Whenever you step on the ice you are representing your team, your coaches, your parents and yourselves, but more importantly the game itself. 

Photo Credit NHL.com

I understand why Hockey New Brunswick came to decision to remove the handshake line at the end of games. 

I understand it, but that doesn’t mean I agree with it. 

I understand incidents happen, and that they are trying to protect the integrity of the game, but I also understand they have to protect everyone involved. 

Nevertheless, that doesn’t mean it’s right. You see this isn’t about shaking hands at the end of a hockey game or tradition. 

This is about the culture surrounding the game today and how it has drastically changed. 

This is about parents, coaches, officials, fans, and most of all the players. 

You see my experiences are vastly different than others that have played the game. 

My long time mentor and coach taught us to always show and play with class. 

To be professional, when you win and lose. 

The game and those involved need to re-evaluate their unique roles within it.

What role do parents play in this?  What role do coaches play in this? What role do officials play in this?  What role do governing bodies play in this? 

As a coach, I witnessed one our players punching two opposing players in the handshake line. 

It was Atom A Development. The player in question was 10 years old.  I was the Assistant Coach on that team, and I couldn’t believe my eyes. No other coach or parent had seen the incident. I rounded the corner in the dressing room and lost my mind. 

The message was sent. I had coached five years of high school hockey before I went back to the grass roots level.  I had seen a lot as a coach at that level. I had a fan throw a puck at me during the handshake line. 

I had seen players get spit on. 

I had seen players of opposing teams spit in their hands during the handshake line. 

I had seen fights almost break out several times, so I get why Hockey New Brunswick has taken this stance, but as a coach I always tried to instil those values I learned during my career. 

Those values served me well. Everyone has different values.  Everyone has had different experiences in the game. 

I’ve have seen referees end games, and direct both teams to their rooms without handshakes at the end of a very heated affair.

I’ve seen coaches almost get into at the end of games.  Unfortunately, if you have been around the game you have probably witnessed it all. 

You see we all play a massive role in promoting, showcasing and maintaining the integrity of the game. You see that’s why so many people can’t shake on this one? 

We can’t find common ground on many aspects in this era of the game and for a matter of fact our society due in large part to everyone’s perceptions, experiences and opinions within the game. 

There’s no common ground. Where is the line going to be drawn?  Where is the game today? 

How did we get to this point, that one of the games greatest traditions has to be performed at the beginning of the game? 

I realize it’s this isn’t professional hockey or the NHL or Game 7 of the Stanley Cup Finals, but this issue is far from over.  The debate continues. 

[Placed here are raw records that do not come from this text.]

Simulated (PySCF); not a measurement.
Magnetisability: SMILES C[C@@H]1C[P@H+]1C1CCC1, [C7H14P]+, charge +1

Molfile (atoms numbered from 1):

Can’t we just shake on it?

One comment

  1. Shaking hands before a game accomplishes nothing! What spineless wimp came up with this solution?? I have attended sporting events including years of hockey and have yet to see any dissension between players during closing handshakes! I have lately, however, witnessed an increase in biased refereeing which has led to bad feelings among players, coaches and fans. Maybe you should address the real problems!!